Before Amazon Pet Days or another pet-category traffic moment, the best question is not only which ASINs deserve more traffic.
It is also which ASINs should not get more traffic yet.
Amazon said Pet Days 2026 ran May 11-15 with thousands of deals across pet food, toys, apparel, feeders, grooming, tech, and health supplies. That kind of category event can bring attention to products that are ready. It can also expose products that are not.
Event traffic magnifies the current listing
Traffic does not fix a weak product detail page.
It magnifies whatever is already there: the title, images, claims, price, rating, recent feedback, customer questions, and the overall fit between the listing promise and the product experience.

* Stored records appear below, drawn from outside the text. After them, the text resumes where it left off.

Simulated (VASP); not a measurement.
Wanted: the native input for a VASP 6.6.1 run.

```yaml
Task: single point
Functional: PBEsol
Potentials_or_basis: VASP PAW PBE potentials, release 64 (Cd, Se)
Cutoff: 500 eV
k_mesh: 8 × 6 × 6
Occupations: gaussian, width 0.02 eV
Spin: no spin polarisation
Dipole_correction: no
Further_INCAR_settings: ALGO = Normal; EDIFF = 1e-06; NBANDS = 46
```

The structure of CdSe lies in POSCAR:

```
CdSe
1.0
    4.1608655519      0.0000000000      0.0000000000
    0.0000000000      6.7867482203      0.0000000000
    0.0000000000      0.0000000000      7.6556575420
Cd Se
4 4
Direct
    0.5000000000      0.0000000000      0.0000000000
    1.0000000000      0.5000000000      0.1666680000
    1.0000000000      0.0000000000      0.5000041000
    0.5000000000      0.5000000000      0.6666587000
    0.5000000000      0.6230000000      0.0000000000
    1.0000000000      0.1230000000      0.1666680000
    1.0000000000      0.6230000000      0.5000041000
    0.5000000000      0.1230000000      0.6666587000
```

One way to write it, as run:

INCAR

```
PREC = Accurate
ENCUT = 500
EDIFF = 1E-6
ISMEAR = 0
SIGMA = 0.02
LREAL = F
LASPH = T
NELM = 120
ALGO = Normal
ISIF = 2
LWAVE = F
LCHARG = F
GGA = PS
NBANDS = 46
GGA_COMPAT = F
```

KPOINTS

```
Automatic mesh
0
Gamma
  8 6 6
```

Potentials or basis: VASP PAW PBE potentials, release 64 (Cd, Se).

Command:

For pet products, that can matter quickly because shoppers often search by specific need. A customer may be comparing food, treats, supplements, grooming tools, toys, beds, or cleaning products through a very specific use case.
ASINs to pause before more exposure
Teams should be cautious with event traffic when an ASIN has:
- a rating below a category-relevant threshold
- very little recent customer feedback
- recent negative themes that repeat
- a product change not reflected in recent comments
- unclear sizing, pet type, use case, or ingredient information
- claims that need review before broader exposure
- a thin review base that could be volatile
- paid media planned before the listing is ready
This is not an argument against growth.
It is an argument for routing the right products into the right traffic moment.
Readiness is a triage exercise
The practical triage is simple:
- Push ASINs with strong current signal and clear listing support.
- Repair ASINs with obvious PDP gaps.
- Monitor ASINs near rating thresholds.
- Rebuild current signal where the product, packaging, formula, or expectations changed.
- Avoid putting event traffic behind products the team would not confidently defend in a client or leadership review.
The practical takeaway
Pet Days readiness is not just a deal calendar.
It is an ASIN triage moment.
Before more traffic goes live, teams should decide which products can carry attention, which need listing work, and which need current customer signal before the next push.